HONG KONG: Hong Kong residents voted Sunday on the last day of an unofficial referendum on electoral reform that has angered Beijing, days before an expected major protest seeking greater democracy for the southern Chinese city.
More than 770,000 people in the semi-autonomous territory have voted in the 10-day poll on how Hong Kong’s next leader should be chosen. The ballot has been dismissed by Chinese state media as “an illegal farce”.
Tensions are running high in the former British colony before the anniversary on July 1 of its 1997 handover to China, a traditional day of protest.
Concerns are rising that Chinese influence over the self-ruled city is increasing, and that liberties it was guaranteed under the handover agreement are being eroded.

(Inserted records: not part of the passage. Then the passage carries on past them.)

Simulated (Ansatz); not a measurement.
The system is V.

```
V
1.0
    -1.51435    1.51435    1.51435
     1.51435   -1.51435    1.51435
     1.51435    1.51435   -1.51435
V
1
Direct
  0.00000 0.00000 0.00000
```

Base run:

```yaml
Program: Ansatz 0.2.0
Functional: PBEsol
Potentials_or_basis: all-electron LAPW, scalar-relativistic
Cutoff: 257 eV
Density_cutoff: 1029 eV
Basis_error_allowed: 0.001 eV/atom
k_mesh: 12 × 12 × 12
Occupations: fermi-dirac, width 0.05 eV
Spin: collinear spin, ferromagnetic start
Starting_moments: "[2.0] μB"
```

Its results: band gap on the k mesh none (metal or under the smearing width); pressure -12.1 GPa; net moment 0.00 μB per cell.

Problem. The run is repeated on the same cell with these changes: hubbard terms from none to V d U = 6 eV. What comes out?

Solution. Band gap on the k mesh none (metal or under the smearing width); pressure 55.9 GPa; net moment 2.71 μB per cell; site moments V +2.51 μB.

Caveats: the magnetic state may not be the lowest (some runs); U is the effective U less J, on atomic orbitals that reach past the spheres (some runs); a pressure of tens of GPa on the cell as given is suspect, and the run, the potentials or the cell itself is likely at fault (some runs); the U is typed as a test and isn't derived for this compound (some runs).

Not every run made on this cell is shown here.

Pro-democracy advocates are incensed at plans for the election of Hong Kong’s next chief executive—who is currently appointed by a 1,200-strong pro-Beijing committee.
China has promised to let all Hong Kong residents vote for their next leader in 2017. But it says candidates must be approved by a nomination committee—upsetting democracy advocates, who say only pro-Beijing figures will be allowed to stand.
Organizers of Tuesday’s rally expect it to be the largest since the handover with upwards of 500,000 people expected, as frustration grows over Beijing’s tightening control over the city.
“Public sentiment has dropped to the lowest point since 2003. I believe more people will come out,” said Johnson Yeung, one of the organizers.
A record 500,000 people took part in a rally against a proposed national security bill in 2003, forcing the government to shelve it.
It was a key factor in the resignation two years later of the chief executive Tung Chee-hwa.